Lithium batteries have completely changed every field from consumer electronics to electric vehicles, and separators play a crucial role in their performance and safety.

Battery separator is one of the materials used in lithium batteries

  The battery separator, anode electrode material, cathode electrode material, and electrolyte are the most important lithium-ion battery materials, accounting for approximately 4% of the total cost of lithium-ion battery materials. The lithium battery separator has a large number of tortuous and interconnected micropores, which can ensure the free passage of battery electrolyte ions and form a charging and discharging circuit. Its main function is to isolate the anode and cathode electrodes, preventing battery short circuits.

  At the same time, ensure that lithium ions pass through the microporous channels normally during charging and discharging, ensuring the normal operation of the battery. The performance of the battery separator determines the key characteristics of lithium-ion batteries, such as internal resistance, capacity, cycling performance, and charge discharge current density.

  At present, the commercialized lithium battery separators mainly include polyethylene (PE) separators, polypropylene (PP) separators, and PE and PP composite multilayer microporous membranes. PE battery separator has high strength and a wide processing range. PP membranes have high porosity, breathability, and mechanical properties. Ordinary 3C batteries mainly use single-layer PE separator or single-layer PP battery separator.

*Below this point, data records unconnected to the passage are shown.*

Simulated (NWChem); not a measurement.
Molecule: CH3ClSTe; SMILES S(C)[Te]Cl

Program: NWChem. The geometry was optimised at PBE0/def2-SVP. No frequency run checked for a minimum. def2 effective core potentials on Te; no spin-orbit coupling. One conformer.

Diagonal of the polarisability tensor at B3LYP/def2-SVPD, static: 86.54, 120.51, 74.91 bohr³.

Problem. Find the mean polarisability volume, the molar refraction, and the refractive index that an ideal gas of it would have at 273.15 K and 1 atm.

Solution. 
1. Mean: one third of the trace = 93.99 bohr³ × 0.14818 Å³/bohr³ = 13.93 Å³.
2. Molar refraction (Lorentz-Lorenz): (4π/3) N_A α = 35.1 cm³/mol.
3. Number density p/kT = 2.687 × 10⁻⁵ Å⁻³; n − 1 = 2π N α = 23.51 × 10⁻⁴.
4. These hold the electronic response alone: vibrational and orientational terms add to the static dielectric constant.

  Power batteries generally use PE/PP double-layer battery separators, PP/PP double-layer separators, or PP/PE/PP three-layer separators. However, polyolefin membranes have very obvious drawbacks, such as thermal stability and insufficient wettability of electrolytes, which makes the coating and modification of polyolefin membranes a trend direction.

Production process of battery separator

  The production process of battery separators is mainly divided into two categories: wet method and dry method. The production process of lithium-ion battery separators includes raw material formula and rapid formula adjustment, microporous preparation technology, and independent design of complete equipment. Among them, microporous preparation technology is the core of lithium-ion battery separator preparation process, which can be divided into dry stretching and wet stretching according to the type of process.

  Dry separators have high safety and low cost, and are often used in large lithium iron phosphate power batteries. Due to its thin thickness and high porosity, wet diaphragm has a higher uniformity of pore size and higher permeability. Compared with dry separators, it has certain advantages in mechanical performance, breathability, and physicochemical properties, so it is more widely used in ternary batteries that focus on energy density.

  Membrane coating is the process of mixing and stirring aluminum oxide, binder, and deionized water on the original lithium-ion battery separator to form a slurry. Micro gravure extrusion coating is used to create one or two layers of ceramic surface on the substrate diaphragm. The ceramic separator increases the mechanical strength of the original membrane, making the battery exhibit excellent performance in high temperature resistance, puncture resistance, thinning, and other aspects.

  Will not affect breathability, ensuring the flow of lithium ions, thereby improving safety. The coating process can not only enhance the thermal stability of the battery separator, improve its mechanical strength, but also prevent the large area contact between the anode and cathode electrodes caused by the contraction of the battery separator. It can also improve the puncture resistance of the separator and prevent lithium dendrites from piercing the separator and causing short circuits in the battery under long-term cycling conditions.

  The coating process is beneficial for enhancing the liquid retention and wettability of the battery separator, thereby extending the cycle life of the battery. Coating materials can be divided into inorganic materials and organic materials. Inorganic materials mainly include ceramics, while organic materials mainly include PVDF and aramid. Generally speaking, ceramics are relatively inexpensive and are mostly used for power batteries, while aramid is more expensive and mainly used for consumer electronics products.